Wednesday, April 13, 2011

oh na na

There is a fleet of six doormen who take turns manning the front desk in my new building. Having a doorman is a new phenomenon for me, and it's certainly taking some getting used to. There's something almost uncomfortable about having your comings and goings "monitored" by a vaguely parental figure, one who mutters "good luck out there" when it's raining or "good morning" as you leave the apartment in sweats at 2pm.

Anyway, there is one of the six who is younger than the others and, if he wasn't wearing a suit, he wouldn't look out of place at a Sleigh Bells concert or Central Park on a Saturday afternoon. Rather than doling out verbal greetings like his comrades, he seems to prefer a barely perceptible head-nod or an extremely controlled wave. As such, I've identified a pretty embarrassing desire within me to "impress" him. But I reached a major road block in this quest last week when he accompanied one of his waves with a "Hey, Josh," and I found that I couldn't reciprocate his friendly gesture because... I didn't remember his name.

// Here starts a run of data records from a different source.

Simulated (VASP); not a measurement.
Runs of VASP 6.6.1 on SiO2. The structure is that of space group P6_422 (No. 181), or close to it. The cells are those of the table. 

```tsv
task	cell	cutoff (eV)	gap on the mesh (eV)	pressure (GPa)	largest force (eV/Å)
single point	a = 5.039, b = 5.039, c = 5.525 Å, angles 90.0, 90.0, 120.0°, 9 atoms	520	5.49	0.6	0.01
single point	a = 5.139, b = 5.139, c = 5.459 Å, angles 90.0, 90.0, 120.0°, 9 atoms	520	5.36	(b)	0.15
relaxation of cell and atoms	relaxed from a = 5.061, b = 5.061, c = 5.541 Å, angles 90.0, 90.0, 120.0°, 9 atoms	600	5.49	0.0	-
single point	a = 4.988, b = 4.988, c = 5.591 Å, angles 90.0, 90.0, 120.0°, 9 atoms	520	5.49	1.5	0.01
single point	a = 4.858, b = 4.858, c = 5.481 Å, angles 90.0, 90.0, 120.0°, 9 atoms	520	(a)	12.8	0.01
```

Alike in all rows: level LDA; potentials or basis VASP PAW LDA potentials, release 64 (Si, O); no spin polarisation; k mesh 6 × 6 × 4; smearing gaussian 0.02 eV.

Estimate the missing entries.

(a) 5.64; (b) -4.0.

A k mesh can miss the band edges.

Now, this guy does wear a name tag but, aligned with his overall brand, it droops in such a manner that it's basically impossible to make out what it says (even when you're standing right in front of him). I have made up a whole series of reasons to stop and talk to him over the past week, trying to slyly kneel and crane my neck at just the right time and at just the right angle while I "listen" to whatever he's saying. So far, I've been able to conclude his name starts with a "B"... and that's about it. I got one momentary direct glance and I saw "Bloiche," which a) cannot be correct and b) I wouldn't even DARE try to pronounce anyway.

I've attempted the ole "have a friend introduce herself" trick (she reported back: "I think 'Ben'? Or, like, 'Bizarre'?"). I've also contemplated just admitting to him I don't remember his name (but keep deciding that it would be too embarrassing after having had so many interactions with him). I have even mulled asking my mom to call the front desk when I know he's on duty to have her coax it out of him.

So I wait for two possible resolutions: the day I am no longer so self-conscious that I can't just ask someone to remind me what his name is, or the day "Bloiche" gets his name tag readjusted. I feel pretty confident I know which will happen first.